Tuesday, April 7, 2009

SHELL OIL TO BE IN NEW YORK COURT OVER ALLEGED ROLE IN NIGER EXECUTIONS




Thanks to
The Guardian and Ridwan for this story:



Ken Saro-Wiwa swore that one day Shell, the oil giant, would answer for his death in a court of law. Next month, 14 years after his execution, the Nigerian environmental activist's dying wish is to be fulfilled.

In a New York federal court, Shell and one of its senior executives are to face charges that in the early 1990s in Nigeria they were complicit in human rights abuses, including summary execution and torture.

The Anglo-Dutch company, if found liable, could be forced to pay hundreds of millions of pounds in damages. No multinational has ever been found guilty of human rights abuses, although two previous cases saw major claims settled outside court.

Saro-Wiwa became famous as a campaigner on behalf of the Ogoni people, leading peaceful protests against the environmental damage caused by oil companies in the Niger Delta. There was worldwide condemnation when, along with eight other activists, he was hanged by the Nigerian military government in 1995 after being charged with incitement to murder after the death of four Ogoni elders. Many of the prosecution witnesses later admitted that they had been bribed to give evidence against Saro-Wiwa, who was a respected television writer and businessman.


As shocking as this sounds, and it is shocking that a corporation like Shell could be involved in murder and mayhem, it is hardly new.


Ford Motor Company was involved in Argentina's time of terror in the 70's. From The Shock Doctrine by Naomi Klein:

It was in Argentina, however, that the involvement of Ford's local subsidiary with the terror apparatus was most overt. The company supplied cars to the military, and the green Ford Falcon sedan was the vehicle used for thousands of kidnappings and disappearances. The Argentine psychologist and playwright Eduardo Pavlovsky described the car as "the symbolic expression of terror. A death-mobile."'


After the coup in Argentina,

"The Ford factory in suburban Buenos Aires was turned into an armed camp; in the weeks that followed, it was swarming with military vehicles, including tanks and helicopters buzzing overhead. Workers have testified to the presence of a battalion of one hundred soldiers permanently stationed at the factory. "It looked like we were at war with Ford. And it was all directed at us, the workers," recalled Pedro Troiani one of the union delegates.


She continues:

"Soldiers prowled the facility grabbing and hooding the most active union members, helpfully pointed out by the factory foreman. Troiani was among pulled of the assembly line. He recalled that "before detaining me, they walked me around the factory, they did it right out in the open so that the people would see: Ford did this to eliminate unionism in the factory." Most startling was what happened next: rather than being rushed off to a nearby prison, Troiani and others say soldiers took them to a detention facility that had been set up inside the factory gates. (Bold from me)
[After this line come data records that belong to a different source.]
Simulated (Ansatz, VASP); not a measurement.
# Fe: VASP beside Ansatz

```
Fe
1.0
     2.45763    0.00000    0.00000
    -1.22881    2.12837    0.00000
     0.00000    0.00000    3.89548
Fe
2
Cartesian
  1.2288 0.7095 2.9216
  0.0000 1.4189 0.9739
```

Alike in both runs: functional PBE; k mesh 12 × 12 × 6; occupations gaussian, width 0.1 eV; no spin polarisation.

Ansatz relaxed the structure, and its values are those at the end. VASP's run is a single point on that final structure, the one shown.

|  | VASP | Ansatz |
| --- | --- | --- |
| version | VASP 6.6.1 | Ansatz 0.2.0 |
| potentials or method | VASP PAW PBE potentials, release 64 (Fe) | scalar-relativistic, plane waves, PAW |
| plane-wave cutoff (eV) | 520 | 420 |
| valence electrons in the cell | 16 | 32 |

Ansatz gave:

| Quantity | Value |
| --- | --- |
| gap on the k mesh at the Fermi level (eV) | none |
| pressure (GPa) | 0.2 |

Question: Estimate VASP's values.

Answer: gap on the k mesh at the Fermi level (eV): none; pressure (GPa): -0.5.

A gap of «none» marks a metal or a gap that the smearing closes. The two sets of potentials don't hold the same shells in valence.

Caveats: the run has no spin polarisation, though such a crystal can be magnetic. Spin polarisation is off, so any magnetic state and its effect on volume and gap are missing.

In their place of work, where they had been negotiating contracts just days before, workers were beaten, kicked and in two cases electroshocked. They were taken to outside prisons where the torture continued for weeks and, in some cases, months. According to the workers' lawyers, at least twenty-five Ford union reps were kidnapped in the period, half of them detained on the company grounds in a facility that human rights groups in Argentina are lobbying to have placed on an official list of former clandestine detention facilities."


According to Klein,

"In 2002 federal prosecutors filed a criminal complaint against Ford Argentina on behalf of Troiani and fourteen other workers, alleging that the company is legally responsible for the repression that took place on its property. "Ford [Argentina] and its executives colluded in the kidnapping of its own workers, and I think they should be held responsible for that," says Troiani. Mercedes-Benz (a subsidiary of Daimler-Chrysler) is facing a similar investigation stemming from allegations that the company collaborated with the military during the 1970s to purge one of its plants of union leaders, allegedly giving names and addresses of sixteen workers who were later disappeared, fourteen of the permanently.


According to the Latin American historian Karen Robert, by the end of the dictatorship, "virtually all the shop-floor delegates had been disappeared from the country's biggest firms...such as Mercedes-Benz, Chrysler, and Fiat Concord." Both Ford and Mercedes-Benz deny that their executives played any role in the repression. The cases are ongoing.


Think it can't happen here in the United States?


I'm going to follow this case and post over time.